An R
-package containing a collection of data sets and
R
-functions to accompagny and complement:
Abdi, H., & Beaton, D. (to appear, 2025).
Principal Component and Correspondence Analyses Using R.
New York: Springer Verlag.
In time, data4PCCAR
will also contain
the code used in the book
and the resulting figures.
data4PCCAR
is a collection of data sets
and R
-functions
that are used (or could have been used,
should have been used, or might have been used)
to illustrate Principal Component Analysis (PCA),
Correspondence Analysis (CA), and related methods
such as Multiple Correspondence Analysis (MCA),
and Multi-Dimensional Scaling (MDS).
To install data4PCCAR
from Github
use the function install_github()
from the package remotes
:
#install.packages("remotes")
#decomment the line above if the package `remotes` is not yet intalled
remotes::install_github("HerveAbdi/data4PCCAR") # install data4PCCAR
The average consumption of 4 types of alcoholic beverages in 22 European and neighboring countries. To be used to illustrate the use of CA and Hellinger analysis.

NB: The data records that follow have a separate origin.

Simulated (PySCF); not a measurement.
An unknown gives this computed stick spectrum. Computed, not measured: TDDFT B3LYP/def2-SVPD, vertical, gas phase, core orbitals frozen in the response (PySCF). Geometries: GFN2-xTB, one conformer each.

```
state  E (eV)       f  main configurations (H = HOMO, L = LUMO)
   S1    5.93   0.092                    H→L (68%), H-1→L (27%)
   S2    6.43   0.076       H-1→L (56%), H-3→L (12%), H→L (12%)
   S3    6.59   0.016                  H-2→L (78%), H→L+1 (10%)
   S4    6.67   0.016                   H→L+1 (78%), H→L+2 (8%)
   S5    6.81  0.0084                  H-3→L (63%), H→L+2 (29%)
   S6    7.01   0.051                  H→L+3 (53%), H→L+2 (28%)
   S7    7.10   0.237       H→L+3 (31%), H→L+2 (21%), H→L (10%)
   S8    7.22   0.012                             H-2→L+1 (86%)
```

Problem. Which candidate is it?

Wine experts and wine novices (blind) sorted red, rosé, and white wines. Can they make the difference? To be used for multidimensional scaling methods (MDS, Procrustean, or DISTATIS).
A set of 12 children and 10 adults picked up the color that best describes each of 9 pieces of music. To be used to illustrate CA and Partial Triadic CA (a variant of CA, a.k.a. PTCA).
A set of 133 (French) participants associated 6 colors to 6 vowels (data from Chastaing, 1961). To be used to illustrate CA.
A contingency table storing the causes of death as a function of age in the USA in 2001. To be used to illustrate CA.
The similarity (measured on a scale from 0 to 1000, with bigger numbers meaning more similar) between 15 psychometric instruments (i.e. scales) measuring depression.
Five tasters evaluated five beers on dimensions that they had previously chosen. These data can be used to illustrate, (among others) Multiple Factor Analysis (MFA), STATIS, or Distatis.
Five tasters evaluated (using a 10 point rating scale) how much they liked five beers. To be used to illustrate how to use MCA with "fuzzy coding" with rating scales.
Five (rather fictitious) wines are described
by their Sensory and Chemistry variables.
These wines are used to illustrate Varimax
rotation and
partial least square regression (PLSR).
Data from a flash profile where 5 different beers are evaluated by 6 different assessors each using their own descriptors. To be used to illustrate (among others) Multiple Factor Analysis, STATIS, or DiSTATIS.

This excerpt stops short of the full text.